[PATCH 6/6] drm/tinydrm: Support device unplug

Noralf Trønnes noralf at tronnes.org
Thu Aug 31 19:22:03 UTC 2017


Den 31.08.2017 14.59, skrev Laurent Pinchart:
> Hi Daniel and Noralf,
>
> On Wednesday, 30 August 2017 20:18:49 EEST Daniel Vetter wrote:
>> On Wed, Aug 30, 2017 at 6:31 PM, Noralf Trønnes <noralf at tronnes.org> wrote:
>>> Den 28.08.2017 23.56, skrev Daniel Vetter:
>>>> On Mon, Aug 28, 2017 at 07:17:48PM +0200, Noralf Trønnes wrote:
>>>>> Support device unplugging to make tinydrm suitable for USB devices.
>>>>>
>>>>> Cc: David Lechner <david at lechnology.com>
>>>>> Signed-off-by: Noralf Trønnes <noralf at tronnes.org>
>>>>> ---
>>>>>
>>>>> drivers/gpu/drm/tinydrm/core/tinydrm-core.c | 69 ++++++++++++++++++---
>>>>> drivers/gpu/drm/tinydrm/mi0283qt.c          |  4 ++
>>>>> drivers/gpu/drm/tinydrm/mipi-dbi.c          |  5 ++-
>>>>> drivers/gpu/drm/tinydrm/repaper.c           |  9 +++-
>>>>> drivers/gpu/drm/tinydrm/st7586.c            |  9 +++-
>>>>> include/drm/tinydrm/tinydrm.h               |  5 +++
>>>>> 6 files changed, 87 insertions(+), 14 deletions(-)
>>>>>
>>>>> diff --git a/drivers/gpu/drm/tinydrm/core/tinydrm-core.c
>>>>> b/drivers/gpu/drm/tinydrm/core/tinydrm-core.c
>>>>> index f11f4cd..3ccbcc5 100644
>>>>> --- a/drivers/gpu/drm/tinydrm/core/tinydrm-core.c
>>>>> +++ b/drivers/gpu/drm/tinydrm/core/tinydrm-core.c
>>>>> @@ -32,6 +32,29 @@
>>>>>    * The driver allocates &tinydrm_device, initializes it using
>>>>>    * devm_tinydrm_init(), sets up the pipeline using
>>>>> tinydrm_display_pipe_init()
>>>>>    * and registers the DRM device using devm_tinydrm_register().
>>>>> + *
>>>>> + * Device unplug
>>>>> + * -------------
>>>>> + *
>>>>> + * tinydrm supports device unplugging when there's still open DRM or
>>>>> fbdev file
>>>>> + * handles.
>>>>> + *
>>>>> + * There are 2 ways for driver-device unbinding to happen:
>>>>> + *
>>>>> + * - The driver module is unloaded causing the driver to be
>>>>> unregistered.
>>>>> + *   This can't happen as long as there's open file handles because a
>>>>> reference
>>>>> + *   is taken on the module.
>>>> Aside: you can do that, but then it works like a hw unplug, through the
>>>> unbind property in sysfs.
>>> The module is still pinned isn't it?
>> Yup, but only the code is pinned, not any of the datastructures like
>> drm_device.
>>
>>> I can add sysfs unbind as a third way of triggering unbind:
>>>   * - The sysfs driver _unbind_ file can be used to unbind the driver form
>>> the
>>>   *   device. This can happen any time.
>>>   *
> Sounds good to me.
>
>>>>> + *
>>>>> + * - The device is removed (USB, Device Tree overlay).

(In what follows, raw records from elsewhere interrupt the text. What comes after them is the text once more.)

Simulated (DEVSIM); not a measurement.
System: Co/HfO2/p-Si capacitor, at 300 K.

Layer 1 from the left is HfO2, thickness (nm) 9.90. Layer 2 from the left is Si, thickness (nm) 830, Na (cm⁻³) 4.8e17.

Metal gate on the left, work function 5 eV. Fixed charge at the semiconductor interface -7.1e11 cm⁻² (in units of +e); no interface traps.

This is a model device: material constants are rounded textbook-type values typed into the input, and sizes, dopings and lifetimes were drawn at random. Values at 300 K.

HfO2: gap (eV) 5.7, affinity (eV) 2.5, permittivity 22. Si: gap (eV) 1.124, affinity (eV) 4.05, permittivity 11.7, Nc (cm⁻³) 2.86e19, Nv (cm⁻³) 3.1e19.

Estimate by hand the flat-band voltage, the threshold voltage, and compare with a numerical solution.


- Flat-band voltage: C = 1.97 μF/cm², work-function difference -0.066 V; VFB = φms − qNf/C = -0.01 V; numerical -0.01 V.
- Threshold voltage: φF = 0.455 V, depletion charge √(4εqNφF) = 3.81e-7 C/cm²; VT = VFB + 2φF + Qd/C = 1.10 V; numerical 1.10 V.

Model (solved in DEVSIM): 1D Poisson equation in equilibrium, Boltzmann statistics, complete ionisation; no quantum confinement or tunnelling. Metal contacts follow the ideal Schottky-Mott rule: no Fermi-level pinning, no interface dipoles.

>>>>> + *   This can happen at any time.
>>>>> + *
>>>>> + * The driver needs to protect device resources from access after the
>>>>> device is
>>>>> + * gone. This is done checking drm_dev_is_unplugged(), typically in
>>>>> + * &drm_framebuffer_funcs.dirty, &drm_simple_display_pipe_funcs.enable
>>>>> and
>>>>> + * \.disable. Resources that doesn't face userspace and is only used
> s/doesn't/don't/
> s/and is/and are/
>
>>>>> with the
>>>>> + * device can be setup using devm\_ functions, but &tinydrm_device must
>>>>> be
>>>>> + * allocated using plain kzalloc() since it's lifetime can exceed that
>>>>> of the
> s/it's/its/
>
>>>>> + * device. tinydrm_release() will free the structure.
>>>> So here's a bit a dragon: There's no prevention of is_unplugged racing
>>>> against a drm_dev_unplug(). There's been various attempts to fixing this,
>>>> but they're all somewhat ugly.
>>>>
>>>> Either way, that's a bug in the drm core :-)
>>>>
>>>>>     */
>>>>>     
>>>>>      /**
>>>>> @@ -138,6 +161,29 @@ static const struct drm_mode_config_funcs
>>>>> tinydrm_mode_config_funcs = {
>>>>>          .atomic_commit = drm_atomic_helper_commit,
>>>>>    };
>>>>> +/**
>>>>> + * tinydrm_release - DRM driver release helper
>>>>> + * @drm: DRM device
>>>>> + *
>>>>> + * This function cleans up and finalizes &drm_device and frees
>>>>> &tinydrm_device.
>>>>> + *
>>>>> + * Drivers must use this as their &drm_driver->release callback.
>>>>> + */
>>>>> +void tinydrm_release(struct drm_device *drm)
>>>>> +{
>>>>> +       struct tinydrm_device *tdev = drm_to_tinydrm(drm);
>>>>> +
>>>>> +       DRM_DEBUG_DRIVER("\n");
>>>>> +
>>>>> +       drm_mode_config_cleanup(drm);
>>>>> +       drm_dev_fini(drm);
>>>>> +
>>>>> +       mutex_destroy(&tdev->dirty_lock);
>>>>> +       kfree(tdev->fbdev_cma);
>>>>> +       kfree(tdev);
>>>>> +}
>>>>> +EXPORT_SYMBOL(tinydrm_release);
>>>>> +
>>>>>    static int tinydrm_init(struct device *parent, struct tinydrm_device
>>>>> *tdev,
>>>>>                          const struct drm_framebuffer_funcs *fb_funcs,
>>>>>                          struct drm_driver *driver)
>>>>> @@ -160,8 +206,6 @@ static int tinydrm_init(struct device *parent,
>>>>> struct tinydrm_device *tdev,
>>>>>    static void tinydrm_fini(struct tinydrm_device *tdev)
>>>>>    {
>>>>> -       drm_mode_config_cleanup(&tdev->drm);
>>>>> -       mutex_destroy(&tdev->dirty_lock);
>>>>>          drm_dev_unref(&tdev->drm);
>>>>>    }
>>>>> @@ -178,8 +222,8 @@ static void devm_tinydrm_release(void *data)
>>>>>    * @driver: DRM driver
>>>>>    *
>>>>>    * This function initializes @tdev, the underlying DRM device and it's
> While at it, s/it's/its/
>
>>>>> - * mode_config. Resources will be automatically freed on driver detach
>>>>> (devres)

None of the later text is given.